There are moments in David Gordon Green’s Halloween, the 11th installment in the long-running series, that flirt with a reinterpretation of the Michael Myers mythos, which would have been a welcome change to the stale franchise had it followed through. Instead, the film adopts what seems to have become the studio paradigm for sequels/reboots (think Jurassic World, Ghostbusters): a bare-bones retelling of the same old story with needless, distracting additions and complications that only attempt to hide the fact that nothing new or significant is happening. When approaching these sorts of franchise reboots, it’s best to ask yourself whether you would care about the film if it weren’t related to its beloved predecessor.
For some reason or another, the story begins by following a duo of British journalists (Jefferson Hall and Rhian Rees) who are compiling evidence and conducting interviews for a true crime Serial-eque podcast on the Haddonfield murders. Myers’s status as a serial killer has grown in the 40 years since his infamous killing spree, and the podcast seeks to determine whether he is anything “more than pure evil,” whatever that means. In a sense, this setup offers us a fairly effective re-entry point into the world of Halloween. The duo interviews Laurie Strode (Jamie Lee Curtis), a recluse still reeling from the trauma of the ’78 murders, and Myers himself, who is restricted by the four walls of a high security prison. Besides the narrative convenience of following these anonymous podcasters learning about Haddonfield for the first time, their inclusion in the film mostly feels cursory and baffling—they aren’t interesting in the slightest, and their storyline never pays off in any way that could justify its existence. Maybe Green and his co-screenwriters wanted to say something about true-crime culture and our obsession with mass murderers, but even if that’s the case, they never make their intentions clear.
Running parallel to this misguided plotline are the happenings of the Strode family in Haddonfield as Halloween approaches. While Laurie lives on the outskirts of town, her daughter, Karen (Judy Greer), and Karen’s husband (Toby Huss) are raising a teenage daughter, Allyson (Andi Matichak), on the same suburban streets where Myers ran amuck decades prior. The small family has collectively done its best to repress any and all memories of the murders that scarred the town 40 years prior, refusing to acknowledge the holiday altogether (on Halloween, they put on ugly Christmas sweaters). Of course, these details come off as somewhat ironic given the film itself goes out of its way to remind us of the original with all sorts of visual callbacks and blatant references to it. We get a reworking of the iconic title sequence that features shots of teenagers (two girls and a dopey guy) strolling down empty suburban streets, a cameo or two, and even a classroom discussion of fate, thrown in for good measure.

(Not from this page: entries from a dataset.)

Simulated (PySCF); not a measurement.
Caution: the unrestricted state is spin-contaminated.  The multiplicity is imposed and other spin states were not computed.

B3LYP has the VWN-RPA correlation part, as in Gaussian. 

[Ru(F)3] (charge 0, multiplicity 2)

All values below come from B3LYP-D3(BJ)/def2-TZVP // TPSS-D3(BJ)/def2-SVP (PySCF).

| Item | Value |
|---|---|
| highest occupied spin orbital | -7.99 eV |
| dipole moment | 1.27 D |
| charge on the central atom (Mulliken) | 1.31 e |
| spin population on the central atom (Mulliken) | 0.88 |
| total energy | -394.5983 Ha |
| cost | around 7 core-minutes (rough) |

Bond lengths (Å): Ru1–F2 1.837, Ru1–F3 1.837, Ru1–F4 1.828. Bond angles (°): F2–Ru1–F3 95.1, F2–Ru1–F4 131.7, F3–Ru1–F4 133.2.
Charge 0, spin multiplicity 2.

All of these elements come across as pandering, as does the scene where Michael Myers—while being transported from one prison to another—invariably escapes before scurrying back to his old stomping grounds to kill some more babysitters. There’s precisely one effective, well-executed sequence in this film: In a dingy gas-station bathroom, one unlucky character hides in and crawls between stalls to escape Michael. Everything else that follows this sequence pales in comparison and lacks any of its ingenuity and flare. The man in the mask proceeds to terrorize the community again, while the Strode family bands together and take the offensive, attempting to kill Myers once and for all. Halloween banks on these moments of clever reversals, even going as far as to restage iconic shots with a twist, such as when Myers is found hiding in a closet, just like Laurie was in the original.
These aspects of the movie are fine and good, but cleverness can only get you so far when making a horror film in the name and tradition of a beloved classic. John Carpenter’s original has been canonized because of its simple, no-nonsense approach to the genre—Michael Myers was an elemental force that shocked an entire community with only a mask and a knife to his name. With this sequel, Green attempts (and only attempts) to recapture what was so great about the original, which is a dubious task if there ever was one, because Green has no prior experience in horror. He may know how to compose a shot, but that sort of skill isn’t necessarily transferable to constructing effective sequences and building tension. Even if we can look past Halloweens’ crowd-pleasing proclivity, the fact of the matter is that Myers just isn’t very scary here, and that’s on the filmmakers.